Mugabe’s ex-minister loses estate over US$766k credit.
The judgment seizing Moyo’s property and estate was delivered by Justice Edith Mushore after an earlier auction of some of Moyo’s property to pay off the debt only managed to raise a paltry US$7 767.
Former Mines and Mining Development deputy minister Fred Moyo has lost his family property and estate after the High Court recently ruled in favour of Stanbic Bank which is seeking to recover over US$766 000 it is owed.
The writ of execution against Moyo’s property came about when the former deputy minister and his fellow directors Paul Diamond, Dirk Renier Bewade and Sydney Steyn in a mine called Ox Mining, failed to settle the loan which they had personally guaranteed.

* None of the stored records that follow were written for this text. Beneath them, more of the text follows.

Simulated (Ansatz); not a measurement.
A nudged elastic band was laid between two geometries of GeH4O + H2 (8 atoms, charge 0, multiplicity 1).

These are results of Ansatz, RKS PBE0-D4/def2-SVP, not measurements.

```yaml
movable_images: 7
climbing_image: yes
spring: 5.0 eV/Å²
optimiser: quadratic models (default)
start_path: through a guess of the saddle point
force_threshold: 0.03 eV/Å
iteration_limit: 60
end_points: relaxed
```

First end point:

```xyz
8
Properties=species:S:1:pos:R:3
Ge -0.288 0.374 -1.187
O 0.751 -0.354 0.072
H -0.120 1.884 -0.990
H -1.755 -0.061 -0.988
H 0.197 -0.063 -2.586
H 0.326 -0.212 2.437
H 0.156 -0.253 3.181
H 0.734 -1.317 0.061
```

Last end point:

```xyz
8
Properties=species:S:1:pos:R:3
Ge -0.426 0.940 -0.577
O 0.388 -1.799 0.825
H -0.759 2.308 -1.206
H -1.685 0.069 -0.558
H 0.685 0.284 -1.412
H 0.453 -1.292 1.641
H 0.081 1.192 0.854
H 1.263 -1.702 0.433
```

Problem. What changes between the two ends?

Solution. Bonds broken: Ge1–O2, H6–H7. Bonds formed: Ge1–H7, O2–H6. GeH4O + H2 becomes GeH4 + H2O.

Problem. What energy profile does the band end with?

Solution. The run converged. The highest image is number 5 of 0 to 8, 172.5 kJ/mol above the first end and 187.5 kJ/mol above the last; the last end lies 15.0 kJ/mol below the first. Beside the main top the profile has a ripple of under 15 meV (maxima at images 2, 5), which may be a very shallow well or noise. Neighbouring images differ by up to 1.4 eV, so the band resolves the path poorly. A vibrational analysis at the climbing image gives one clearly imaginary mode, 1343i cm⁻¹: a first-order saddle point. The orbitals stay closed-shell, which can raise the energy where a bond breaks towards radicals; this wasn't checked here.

According to the writ of execution, the property attached included a Ford Ranger T6 and a Nissan Hardbody vehicle, six fridges, two sets of sofas, stoves, kitchen unit, computers, tables, microwaves, dressing tables, headboards and solar batteries.
However, when Moyo’s property was attached by the Sheriff of the High Court his wife, Yeyani Moyo, instituted interpleader proceedings, but the application was dismissed.
Later, the bank sought to engage Moyo in a series of meetings with a view to resolve the payment of the debt, but the former deputy minister is said to have failed to co-operate prompting the financial institution to make an application for him to be placed under provisional liquidation.
Moyo is said to have transferred his personal immovable property into a family trust called the Nelundo Family Trust, a move considered by the bank as an act of disposition.
The court heard that it was against this background that the bank sought to have Moyo’s family trust sequestrated as well.
“It is common cause that the respondent (Moyo) transferred an immovable asset into a family trust when it was apparent that his financial obligations were threatening his private estate,” Justice Mushore said.
“The fact of the property being jointly owned by himself and Yeyani is neither here nor there. It is his interest in the property that he sought to protect together with Yeyani’s interest. In my view, it was a transaction which was borne not of philanthropy, but of mendacity and survival…”
The loan agreement between the parties is said to have been entered on August 30, 2012 at which time the bank released the funds. The parties then agreed that Ox Mining would repay the loan with interest, but in breach of the loan agreement, the mine failed to pay the amount, prompting the bank to sue for recovery.